A Conversation With Senator Lindsey Graham // About Israel and the Middle East

Congress has just passed a very important bill that you supported: the tax bill. Do you see a link between strengthening the economy through tax incentives and having a more secure world?
The dependence of our national security upon our economic viability is a basic foundational principle, so anything we can do to improve the economy provides us with the resources to rebuild the military, which has been depleted, and gives us money to help other countries. I believe in both “hard power” and “soft power.” Hard power means having a military that can deter war and has the ability to end a war quickly when necessary. Soft power means destroying terrorism by providing education to a poor young girl and giving her a voice about the future of her children. You cannot win the war on terror by only killing terrorists; you have to invest in the lives of others. I’m willing to help the Palestinians, for example, but I can’t support giving money to a government that incentivizes young people to become terrorists.

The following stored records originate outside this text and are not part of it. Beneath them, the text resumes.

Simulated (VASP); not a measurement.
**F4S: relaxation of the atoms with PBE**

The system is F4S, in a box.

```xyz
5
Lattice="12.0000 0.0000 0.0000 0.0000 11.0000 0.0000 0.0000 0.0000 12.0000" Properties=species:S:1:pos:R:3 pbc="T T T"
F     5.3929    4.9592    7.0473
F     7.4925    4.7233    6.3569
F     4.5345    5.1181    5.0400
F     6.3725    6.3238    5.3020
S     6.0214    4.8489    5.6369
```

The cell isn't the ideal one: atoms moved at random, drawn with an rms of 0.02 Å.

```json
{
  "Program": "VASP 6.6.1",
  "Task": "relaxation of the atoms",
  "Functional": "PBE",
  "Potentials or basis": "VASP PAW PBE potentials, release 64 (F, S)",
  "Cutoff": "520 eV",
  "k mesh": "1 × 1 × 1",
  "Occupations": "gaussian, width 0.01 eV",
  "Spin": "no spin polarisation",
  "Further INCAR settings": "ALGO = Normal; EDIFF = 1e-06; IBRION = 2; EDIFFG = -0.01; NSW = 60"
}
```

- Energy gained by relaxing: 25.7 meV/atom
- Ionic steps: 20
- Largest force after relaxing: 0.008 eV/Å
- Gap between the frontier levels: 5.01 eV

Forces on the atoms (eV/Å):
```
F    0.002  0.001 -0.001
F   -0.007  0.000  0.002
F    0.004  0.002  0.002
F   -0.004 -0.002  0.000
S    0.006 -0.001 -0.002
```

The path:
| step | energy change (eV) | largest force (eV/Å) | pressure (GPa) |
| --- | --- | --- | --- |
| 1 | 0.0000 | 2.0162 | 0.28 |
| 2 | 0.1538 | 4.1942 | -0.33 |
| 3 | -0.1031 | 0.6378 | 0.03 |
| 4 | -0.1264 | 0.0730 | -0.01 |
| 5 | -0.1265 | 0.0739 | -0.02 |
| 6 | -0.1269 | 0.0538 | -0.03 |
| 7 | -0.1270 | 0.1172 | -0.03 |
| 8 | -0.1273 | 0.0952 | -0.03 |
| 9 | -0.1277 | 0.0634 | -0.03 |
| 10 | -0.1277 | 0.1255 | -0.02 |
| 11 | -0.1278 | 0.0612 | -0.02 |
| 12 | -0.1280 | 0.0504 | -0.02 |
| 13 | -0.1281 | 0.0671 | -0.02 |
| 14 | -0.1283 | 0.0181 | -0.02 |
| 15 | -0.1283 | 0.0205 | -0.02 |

I recently had the great privilege of speaking with Stuart Force and Sander Gerber about the Taylor Force Act. I understand you were the key sponsor of that bill.
Yes. I am its primary sponsor. The purpose of the bill is to change the Palestinians’ behavior. I support a two-state solution, but the Palestinian state must be one that doesn’t embrace terrorism and doesn’t seek to destroy Israel. It has to be a Palestine that can live in harmony with a secure Israel. Palestinian law encourages young people to commit acts of terrorism. According to law, if a person is killed while committing an act of terrorism, his family receives a pension. If a person goes to jail for being a terrorist, he is given an honorary rank in the Palestinian security forces and his family is paid a stipend. A regime like that is inconsistent with peace. In many ways, a young Palestinian can do better for his family by being a terrorist than he can by going to work. That is a perverted system that needs to change.

When will the Senate vote on the Taylor Force Act?
We just passed the tax bill and we’re trying to find a gap for it; it will probably be soon. My hope is that the PA will institute changes that will make them a better partner, and also that they will aggressively pursue complete control of Gaza. I don’t see how in the world we will ever have a peace agreement as long as Hamas is in charge there.

How important is it to the United States to have that peace agreement?
I think it’s important for Israel and the world to give the Palestinians the dignity of independence, along with the assurance of security for our friends in Israel. I think that most people in Israel believe that the best outcome is to have a Palestinian neighbor with whom they can do business, and a security arrangement so they’re no longer a threat. That’s certainly in the best interests of the Palestinians, but I don’t see how that can happen as long as there is a divided Palestinian community.

Do you think that the other Arab nations will assist in that regard?
I think we have a historic opportunity to get the Arab nations involved in changing the Palestinians’ conduct and in marginalizing Hamas. Many of the benefactors of Hamas have turned on them. The Egyptians are trying to help the situation in a way we haven’t seen before. Saudi Arabia is also moving in the right direction. My belief is that Trump is welcomed in the Middle East because he’s rejecting Obama’s policies. The Arabs saw Obama as appeasing Iran, so they’re happy to see that policy being discarded. There are also commonalities between Israel and the Arabs in the belief that Iran has been too powerful for too long, and they believe that the Trump administration will push back.